There’s a running joke that your favorite artists are probably poor behind the scenes, and a lot of this humor often stems from the reality of their poor contract agreements. The 360 deal is one of the most common, and most misunderstood, contracts in the industry. Many hate it on sight, assuming that it’s designed to solely screw over the artist. However, it’s not the predatory contract that many assume it to be. Each case and application of this contract is different, and if it’s structured correctly and fairly, both the artist and the record company can walk away with a profit.
A “360” as it’s called in the industry, is an exclusive contract between a label and an artist. In a 360 deal, a recording label not only takes a share of the artist’s music sales, but also percentages of revenue from other ventures, such as concerts, merchandise, television appearances, or publishing. It's this "all in" nature of the contract that has earned the nickname "360 deal." This is all in the goal of recouping what they “spent” on breaking a new artist and launching their career.
At first glance, one would think this was a rotten deal, and unfortunately, it can be if you aren’t careful. But there is a method behind the madness. A record label could spend an exorbitant amount on studio time, music videos, wardrobe and makeup, public appearances, and more. It all adds up in the end, and they aren’t always making back a profit just from record sales. A record label is basically taking a gamble on an artists’ success and increasing their odds of winning by profiting through other sales besides music.

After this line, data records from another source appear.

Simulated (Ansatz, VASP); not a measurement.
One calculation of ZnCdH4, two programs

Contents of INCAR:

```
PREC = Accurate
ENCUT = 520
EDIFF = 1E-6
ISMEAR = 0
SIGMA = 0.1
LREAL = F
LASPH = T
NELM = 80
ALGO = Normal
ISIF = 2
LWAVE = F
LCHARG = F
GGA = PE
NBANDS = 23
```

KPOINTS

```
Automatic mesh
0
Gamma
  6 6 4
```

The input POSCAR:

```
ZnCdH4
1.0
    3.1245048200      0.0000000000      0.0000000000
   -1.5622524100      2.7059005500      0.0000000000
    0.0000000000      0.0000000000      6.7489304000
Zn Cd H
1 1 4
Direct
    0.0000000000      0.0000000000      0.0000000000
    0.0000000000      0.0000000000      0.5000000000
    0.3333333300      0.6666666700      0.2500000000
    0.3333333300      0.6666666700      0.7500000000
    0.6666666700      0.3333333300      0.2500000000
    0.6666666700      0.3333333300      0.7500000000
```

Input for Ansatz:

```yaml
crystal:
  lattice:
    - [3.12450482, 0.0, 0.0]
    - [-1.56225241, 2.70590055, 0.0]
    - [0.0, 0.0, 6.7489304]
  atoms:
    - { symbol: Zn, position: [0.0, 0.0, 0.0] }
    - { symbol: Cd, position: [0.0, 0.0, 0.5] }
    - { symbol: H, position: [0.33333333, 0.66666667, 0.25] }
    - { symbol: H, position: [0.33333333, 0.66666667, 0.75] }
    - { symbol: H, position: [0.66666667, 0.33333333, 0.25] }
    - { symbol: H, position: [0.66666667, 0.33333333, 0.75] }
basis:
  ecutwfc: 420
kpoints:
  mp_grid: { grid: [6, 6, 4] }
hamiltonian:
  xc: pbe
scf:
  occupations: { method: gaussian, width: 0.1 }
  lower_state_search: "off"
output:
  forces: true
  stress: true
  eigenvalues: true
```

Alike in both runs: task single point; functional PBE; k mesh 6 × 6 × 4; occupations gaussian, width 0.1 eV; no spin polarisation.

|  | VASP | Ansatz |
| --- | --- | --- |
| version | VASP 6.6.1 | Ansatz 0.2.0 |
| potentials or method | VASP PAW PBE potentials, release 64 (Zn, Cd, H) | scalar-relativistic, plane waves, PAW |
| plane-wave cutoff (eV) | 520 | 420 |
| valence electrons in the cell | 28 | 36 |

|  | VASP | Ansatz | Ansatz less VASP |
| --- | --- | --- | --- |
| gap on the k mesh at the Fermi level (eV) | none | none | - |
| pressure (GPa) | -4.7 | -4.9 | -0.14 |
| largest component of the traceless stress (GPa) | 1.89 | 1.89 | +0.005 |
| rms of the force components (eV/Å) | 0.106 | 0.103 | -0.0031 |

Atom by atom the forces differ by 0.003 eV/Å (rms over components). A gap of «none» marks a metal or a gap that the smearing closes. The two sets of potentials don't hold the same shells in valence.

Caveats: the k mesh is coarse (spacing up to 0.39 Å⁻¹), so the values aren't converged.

This format emerged in the early 2000s, mostly as a response to the significant decline in album sales. Some of the blame can be placed on the emergence of the digital music age, but that’s a story for another time. In response to this sudden loss in profits, record labels started looking at other ways to carve out revenue from their artists. When negotiated right, they could walk away with millions from a successful tour, merchandise, and more.
If radio play, world-tours, and multi-million dollar marketing budgets are what you are hoping for in a music career, a 360 deal with one of the top record companies might be the ticket you've been hoping for.
While indie artists rarely have a large number of funds to invest in up-front marketing and touring costs, record labels are practically endless bank accounts for these types of expenses. Untouchable industry connections and direct relationships with distributors are just a taste of the perks that are in store for signed artists. But it all comes with a cost—and the price is steep. Under a 360 deal, every expense the record label makes towards building an artist's career is recoupable which means that those costs are held as a debt against future royalties. Even advances (which allow artists to quit their latté-slinging day jobs and pursue music full-time) are required to be repaid.
So, let’s say you’re a brand-spanking-new artist and you’ve been handed a solid 360 deal. How do you ensure that you’re still making money with all the cuts they’re taking out?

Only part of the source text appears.